I shudder, gazing at my untied shoelaces.

“I can’t look up. I can’t look you in the eye.”

But why? What’s stopping me? Guilt? Shame? Embarrassment? Vulnerability?

The man staring back continues to berate me, taunt me, challenge me in ways that make me want to shatter the mirror in front of me. It isn’t just others I fear. It’s myself.

What am I afraid of?

Depression won’t reveal the answer, as much as I wish it would. Anxiety refuses to reason with my rational mind. Those of you shaking your heads know those days when you can’t get out of bed, when putting your feet on the floor seems akin to walking across hot coals.

These are the days when I can’t seem to muster enough courage to look myself in the eye. Even if I can, I don’t really feel like I’m looking at myself. It’s as if I’m looking at a stranger, a stranger with lifelessness in his eyes. This is not a stranger I particularly want to be friends with, but we’re connected at the hip. This is my darker half, but that does not mean it has to stay that way. No sir.

That was me this past few weeks. I went multiple days unable to get out of bed. Multiple days where my darker half got the best of me. Calls from my friends, unanswered. Texts from my colleagues, ignored. Emails from other acquaintances….you get the picture.

Showers and balanced meals seem to be reserved for the divine. I felt unworthy of such luxuries, and I reminded myself of that fact every minute, every hour, every day.

Yet, it’s in those moments when the most important people in your life come to your rescue. For me, it was my wife, my family, one particular friend, who won’t know how much she helped until she reads this article, and even myself.

So what do you do when you find yourself in that place? You combat the illness. Those demons staring back, the face that snarls at you , are meant to be challenged. See, it is in your darkest moments that the faintest of light shines as bright as the sun.

Here’s how the people in my life helped me though:

1. My wife

It was the unyielding love of my spouse. She is my foundation, my rock and my sunlight. She finds a way to politely and lovingly say, “Get out of bed, and take a damn shower,” that encourages me to take that bold step. She understands me, she guides me and she challenges me. She comforts me during panic attacks, gets me water, turns on my favorite soothing song, Rachmaninoff’s Cello Sonata in G Minor, Op. 19: III. Andante. (You should check it out.)

It sounds simple, but if you’ve never experienced someone curled up in a ball, writhing on the floor, making sounds of a howler monkey, I assure you it is an unpleasant sight. Knowing how to be there for that person, in that moment, takes dedication, patience, devotion and true understanding of their inner-being. Through countless attacks these past few weeks, along with all those over the years, she has never hesitated to bring her calming, angelic care.

2. My family

It was the concern of my family, who has loved me and accepted, that is so difficult to understand. A family who seeks knowledge about mental illness to become more educated, to become better prepared, to just be there and show they care. They offered a simple, yet ever-powerful gesture, dropping everything and driving out to see me. (I have given in and they are visiting this week.)

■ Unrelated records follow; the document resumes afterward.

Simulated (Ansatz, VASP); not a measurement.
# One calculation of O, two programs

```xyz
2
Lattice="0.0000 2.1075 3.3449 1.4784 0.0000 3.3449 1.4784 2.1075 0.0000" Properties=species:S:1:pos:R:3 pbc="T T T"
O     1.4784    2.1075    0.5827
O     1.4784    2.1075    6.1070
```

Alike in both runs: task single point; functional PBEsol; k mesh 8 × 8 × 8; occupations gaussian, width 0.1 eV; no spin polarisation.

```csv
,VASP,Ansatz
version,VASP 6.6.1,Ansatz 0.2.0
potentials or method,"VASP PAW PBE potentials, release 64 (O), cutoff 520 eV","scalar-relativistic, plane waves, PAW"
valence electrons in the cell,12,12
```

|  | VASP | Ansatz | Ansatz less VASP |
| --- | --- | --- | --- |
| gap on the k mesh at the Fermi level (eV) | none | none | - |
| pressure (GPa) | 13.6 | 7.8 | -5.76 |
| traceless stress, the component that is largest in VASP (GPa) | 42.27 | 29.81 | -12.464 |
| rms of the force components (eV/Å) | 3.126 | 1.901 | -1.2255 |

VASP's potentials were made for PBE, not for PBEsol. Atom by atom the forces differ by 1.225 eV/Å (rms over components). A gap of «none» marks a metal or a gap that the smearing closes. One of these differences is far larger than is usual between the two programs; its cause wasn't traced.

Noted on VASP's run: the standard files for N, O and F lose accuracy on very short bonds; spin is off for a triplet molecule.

They called or texted every day, reached out to my wife, forever showing they are always here for me. My mother called me every other day to check in, to let me know if I needed anything, she was there. I am shedding tears as I proofread this, right now, just reflecting on how lucky I am to have such a supportive family. Not everyone can say that, and I am eternally thankful.

3. A friend

It was also something as simple as a self-affirmation. There is a special someone (who shall remain nameless but you know who you are) who challenged me to write down two self-affirmations, and say them to myself each day for an entire week. I wasn’t in a particularly good place, but I vowed to try. I did it. I took two sticky notes, wrote out my self-affirmations, and said them aloud:

  • I am strong enough to forgive myself for my past mistakes.
  • I am strong enough to accept myself, even in my darkest moments.

Thank you, person who shall remain nameless. You have done more than you know.

4. Myself

My wife has issued me a challenge. A challenge I accept. This challenge is to fight harder each day, to fight for myself. The past few weeks, she has reminded me I am stronger than I think. That I need to be stronger than I show. That it isn’t solely about relying on others to solve your problems, to get you through your hard times. Without the self-determination to beat this illness, no single person or collection of people, can make you overcome something like this. You need to find the strength within yourself to accept help, to accept yourself and to help yourself.

Earlier this week, I knew I had a dentist appointment. It was 1:15 p.m., and I was still in bed. My wife gently reminded me of the appointment, and I said to myself, “You can do this Alex. You can do the dentist. You can get up and go to the dentist. You can do this.” I repeated it over and over again until I found the strength to put my feet on the hardwood floor and put on some clothes. You know what? I went to the dentist. That day, going to the dentist was a major success. It represented a turning point. It showed me I can do this.

An excerpt from a book comes to mind while I write this article, a book about being challenged by life and coming out stronger on the other side.

“I pushed my cart from one aisle to the next and gathered enough calories and nutrients to ensure my survival. After 15 minutes, I entered the checkout line and piled my choices onto the moving black belt. Still shrouded beneath my hood, I kept my gaze fixed on everything, but the pair of eyes staring back at me from the other side of the counter. In that moment, my pupils showed through to my core, and I wasn’t ready to invite anyone in.”

Later in the book, the author reflects upon the growth within himself that was paramount to overcoming his insecurities. His story reminds me I am not alone in this battle against mental illness. Even these past few weeks, when I’ve been down on my knees, people have reached out and have shown me I am not alone in this fight. You don’t have to be a superhero to be someone’s hero. You do, however, have to be ready to be your own hero, at times.

Depression sucks. Anxiety is no joke. Each and every day, I fight for my health. I am thankful for each day I am the person I want to be. I accept myself, even in my darkest moments, but that does not mean I will succumb to them. I now have a self-affirmation on my refrigerator. This serves as a daily reminder that I can, and I will, beat this mental illness.